Plunket Greene was a friend of Edward Elgar's, and appeared in his Malvern Concert Club events.  He was the original baritone in the first (October 1900) performance (Birmingham Festival) of Elgar's The Dream of Gerontius, alongside Marie Brema (angel) and Edward Lloyd (soul), under Hans Richter. In June 1900 Elgar had written to August Jaeger, "he sings both bass bits and won't they suit him. Gosh."  Although his recordings, and some commentators, suggest the voice was not a large one,  it must have been capable of sustaining and projecting a considerable tone at this time, for both the Gerontius baritone solos require this. Moreover, for this most personal of his works, Elgar must have felt some real aptness in the choice.

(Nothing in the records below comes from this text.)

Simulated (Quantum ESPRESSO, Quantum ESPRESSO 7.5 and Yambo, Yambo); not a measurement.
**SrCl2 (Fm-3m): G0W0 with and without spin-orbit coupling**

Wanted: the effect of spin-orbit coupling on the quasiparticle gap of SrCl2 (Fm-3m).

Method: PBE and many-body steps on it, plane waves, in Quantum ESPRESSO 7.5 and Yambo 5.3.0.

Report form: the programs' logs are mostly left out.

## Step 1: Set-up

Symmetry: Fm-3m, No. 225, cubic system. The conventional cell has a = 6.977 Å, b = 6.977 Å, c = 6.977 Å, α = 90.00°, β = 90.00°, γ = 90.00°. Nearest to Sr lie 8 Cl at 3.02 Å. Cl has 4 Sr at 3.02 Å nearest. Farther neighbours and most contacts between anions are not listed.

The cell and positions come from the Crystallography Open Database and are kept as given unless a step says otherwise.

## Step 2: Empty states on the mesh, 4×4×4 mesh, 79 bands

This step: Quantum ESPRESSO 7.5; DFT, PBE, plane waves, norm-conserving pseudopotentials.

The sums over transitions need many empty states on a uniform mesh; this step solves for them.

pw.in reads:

Arthur Somervell's song-cycle, on Tennyson's 'Maud' was originally produced (with twelve songs) in 1898 and was championed by Plunket Greene. In 1899 he married Gwendolen Maud, the youngest daughter of Hubert Parry,  and their first son was born in 1901. He also gave the first performance of Arthur Somervell's A Shropshire Lad cycle, at the Aeolian Hall on 3 February 1904, and so had the distinction of being the first to sing settings of A. E. Housman's lyrics, which afterwards became so fundamental an inspiration to the composers associated with the English song revival of that period.
Plunket Greene included a selection from the Songs of Travel by Ralph Vaughan Williams in recital in February 1905. Then (or soon afterwards) the composer heard him and dedicated the songs to him, and Greene afterwards quoted from them, and from Silent Noon (from the House of Life cycle), in his work on Interpretation in Song. Greene was responsible for establishing these songs in the English concert repertoire, where he was constantly attempting to raise the standard and quality of appreciation of English song through his programming. 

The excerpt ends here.